Problem - 5 Milk Measurement

This program tracks the milk production of three cows over a series of days, updating their milk levels based on input data and counting how many times the maximum milk producer changes.

Class Definitions

Data Class:
- Represents an entry for a cow's milk measurement.
- Contains the following attributes:
  - id: Identifier for the cow.
  - day: The day the measurement was recorded.
  - add: Amount of milk added on that day.
  - sub: Amount of milk subtracted on that day.
Cow Class:
- Represents each cow and its current milk production.
- Contains the following attributes:
  - milk: The current milk amount (initially set to 7).
  - top: Indicates if the cow is the top producer (used for tracking).
- Includes a method to update the milk production based on additions and subtractions.

Data Input and Processing

Mapping: A dictionary maps cow names (Mildred, Elsie, Bessie) to unique IDs (0, 1, 2).
Input Reading:
- The program reads from a file containing multiple entries for daily milk measurements.
- Each entry specifies the day, the cow's name, and the quantity of milk (positive for addition, negative for subtraction).
Data Storage: Each measurement is stored in a list as instances of the Data class.

Sorting and Updating Milk Values

The list of measurements is sorted by day.
For each measurement:
- The corresponding cow's milk level is updated.
- A check is made to determine the current maximum milk value among the cows.
- If the maximum producer changes (i.e., if the cow with the highest milk value differs from the previous day), a counter is incremented.

Output

Finally, the program outputs the total number of times the maximum milk producer changed during the recorded days to a specified output file.

class Data:
    def __init__(self, id: int, day: int, add: int, sub: int):
        self.id = id
        self.day = day
        self.add = add
        self.sub = sub

class Cow:
    def __init__(self, milk: int = 7, top: bool = False):
        self.milk = milk
        self.top = top

    def update(self, add, sub):
        self.milk += add
        self.milk -= sub
  
names_to_id = {'Mildred': 0, 'Elsie': 1, 'Bessie': 2}
read = open("measurement.in")
n = int(read.readline())
  
data_list = []

for _ in range(n):
    day, name, quantity = read.readline().split()
    day = int(day)
    if quantity[0] == '+':
        data_list.append(Data(names_to_id[name], day, int(quantity[1:]), 0))
    elif quantity[0] == '-':
        data_list.append(Data(names_to_id[name], day, 0, int(quantity[1:])))

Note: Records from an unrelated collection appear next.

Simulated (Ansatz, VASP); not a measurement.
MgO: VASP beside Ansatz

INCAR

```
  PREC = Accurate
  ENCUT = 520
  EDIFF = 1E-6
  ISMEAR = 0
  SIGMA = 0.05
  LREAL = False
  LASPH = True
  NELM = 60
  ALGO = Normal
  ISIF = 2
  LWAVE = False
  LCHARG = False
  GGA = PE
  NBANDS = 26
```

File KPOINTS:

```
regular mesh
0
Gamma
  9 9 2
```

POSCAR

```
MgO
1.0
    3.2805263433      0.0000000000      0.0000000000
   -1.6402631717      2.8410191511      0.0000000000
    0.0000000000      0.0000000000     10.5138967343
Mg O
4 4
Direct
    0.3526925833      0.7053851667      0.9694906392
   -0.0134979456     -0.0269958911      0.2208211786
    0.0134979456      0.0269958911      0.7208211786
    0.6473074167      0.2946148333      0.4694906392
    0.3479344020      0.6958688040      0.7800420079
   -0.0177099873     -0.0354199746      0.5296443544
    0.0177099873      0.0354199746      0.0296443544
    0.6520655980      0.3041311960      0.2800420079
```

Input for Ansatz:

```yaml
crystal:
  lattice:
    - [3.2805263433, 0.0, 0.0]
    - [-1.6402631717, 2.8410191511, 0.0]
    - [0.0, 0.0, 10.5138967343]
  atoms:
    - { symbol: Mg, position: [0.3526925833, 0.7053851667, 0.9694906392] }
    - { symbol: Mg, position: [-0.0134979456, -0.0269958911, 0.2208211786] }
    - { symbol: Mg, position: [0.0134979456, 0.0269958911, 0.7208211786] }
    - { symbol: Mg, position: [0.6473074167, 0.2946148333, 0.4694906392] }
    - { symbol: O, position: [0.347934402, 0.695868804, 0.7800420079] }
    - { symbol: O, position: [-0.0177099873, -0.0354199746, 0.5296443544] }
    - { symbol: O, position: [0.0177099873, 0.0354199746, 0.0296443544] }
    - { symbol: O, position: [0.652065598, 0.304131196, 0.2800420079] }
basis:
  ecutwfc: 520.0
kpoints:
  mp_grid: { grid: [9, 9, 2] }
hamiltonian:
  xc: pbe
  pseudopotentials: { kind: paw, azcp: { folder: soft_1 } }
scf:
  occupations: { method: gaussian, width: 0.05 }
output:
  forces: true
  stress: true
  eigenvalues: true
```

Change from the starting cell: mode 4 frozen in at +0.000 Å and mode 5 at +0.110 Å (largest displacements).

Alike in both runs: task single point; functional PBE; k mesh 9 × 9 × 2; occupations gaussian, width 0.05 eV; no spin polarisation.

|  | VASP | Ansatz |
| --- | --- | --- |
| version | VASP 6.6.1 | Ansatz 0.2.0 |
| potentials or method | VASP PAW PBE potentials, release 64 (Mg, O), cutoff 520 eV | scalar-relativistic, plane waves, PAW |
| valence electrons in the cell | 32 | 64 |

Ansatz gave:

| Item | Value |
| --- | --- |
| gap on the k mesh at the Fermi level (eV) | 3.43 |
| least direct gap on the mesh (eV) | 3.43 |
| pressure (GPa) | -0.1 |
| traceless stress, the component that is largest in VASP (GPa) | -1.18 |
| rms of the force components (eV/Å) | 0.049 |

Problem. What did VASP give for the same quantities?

# Sort `data_list` by the day attribute
data_list.sort(key=lambda obj: obj.day)

# Initialize list of Cows with default milk values of 7
Cows = [Cow() for _ in range(3)]
Max_tuples = [False, False, False]
counter = 0

for d in data_list:
    # Update the milk production for the current cow
    Cows[d.id].update(d.add, d.sub)
    # Create a list of current milk values
    milk_values = [cow.milk for cow in Cows]
    max_milk = max(milk_values)
    # Determine if each cow is currently at the maximum
    max_now = [milk == max_milk for milk in milk_values]
    # Increment the counter if there's a change in who has max milk

    if max_now != Max_tuples:
        counter += 1
        Max_tuples = max_now

  
# Output the counter result to txt.out
with open("measurement.out", "w") as output_file:
    output_file.write(f"{counter}\n")